The Schönhage–Strassen multiplication algorithm works by turning multiplications of size $N$ into many multiplications of size $lg(N)$ with a number-theoretic transform, and recursing. At least I think that's what it does because there's some other cleverness and I really don't understand it well enough to summarize accurately. It finishes in $O(N \cdot lg(N) \cdot lg(lg(N)))$ time.
A number-theoretic transform is exactly like a Discrete Fourier Transform, except it's done in the finite field $F_{2^N+1}$ of integers modulo $2^N+1$. This makes the operations a lot cheaper, since the Fourier transform has a lot of multiplying by roots of unity, and $F_{2^N+1}$'s roots of unity are all powers of 2 so we can just shift! Also, integers are a lot easier to work with than floating point complex numbers.
Anyways, the thing that confuses me is that $F_{2^N+1}$ is very large. If I give you a random element from $F_{2^N+1}$, it takes $O(N)$ bits to specify it. So adding two elements should take $O(N)$ time. And the DFT does a lot of adding.
Schönhage–Strassen splits the input into $\frac{N}{lg(N)}$ groups with $lg(N)$ bits. These groups are the values of $F_{2^N+1}$ that it will transform. Each pass of the DFT will have $O(\frac{N}{lg(N)})$ additions/subtractions, and there are $O(lg(\frac{N}{lg(N)}))$ passes. So based on addition taking $O(N)$ time it seems like the cost of all those additions should be $O(N \frac{N}{lg(N)} lg(\frac{N}{lg(N)}))$, which is asymptotically the same as $O(N^2)$.

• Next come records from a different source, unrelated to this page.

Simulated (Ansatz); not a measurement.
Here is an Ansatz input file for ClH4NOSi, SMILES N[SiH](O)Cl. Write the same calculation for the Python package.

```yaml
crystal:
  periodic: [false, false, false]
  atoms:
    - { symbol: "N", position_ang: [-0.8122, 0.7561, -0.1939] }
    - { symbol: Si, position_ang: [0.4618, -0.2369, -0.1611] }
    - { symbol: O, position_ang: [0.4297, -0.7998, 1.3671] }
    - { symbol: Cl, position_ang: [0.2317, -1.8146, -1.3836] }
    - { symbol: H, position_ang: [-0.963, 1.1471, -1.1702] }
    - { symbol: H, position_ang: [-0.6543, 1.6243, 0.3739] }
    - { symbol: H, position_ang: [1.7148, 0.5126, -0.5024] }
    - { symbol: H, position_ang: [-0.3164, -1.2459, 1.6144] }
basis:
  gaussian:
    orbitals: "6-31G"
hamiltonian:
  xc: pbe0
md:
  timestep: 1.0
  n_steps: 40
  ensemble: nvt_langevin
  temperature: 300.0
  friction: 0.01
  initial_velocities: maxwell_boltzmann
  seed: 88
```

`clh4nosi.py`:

We can do a bit better than that... because the values start out so small, the additions are quite sparse. The first pass' additions really only cost $O(lg(N))$ each, and the second pass' cost $2^1 O(lg(N))$ each, and the i'th pass' cost $O(min(N, 2^i \cdot lg(N)))$ each, but that still all totals out to a terrible $\frac{N^2}{lg(N)}$.
How is Schönhage–Strassen making the additions cheap? How much do they cost overall?
Is it because the algorithm actually uses $F_{N+1}$ (with $N$ guaranteed to be a power of 2)? There's enough stacked $2^{2^{n}}$ and german in the paper that I'm really not sure. On the other hand, I don't think that guarantees enough roots of unity for things to work out.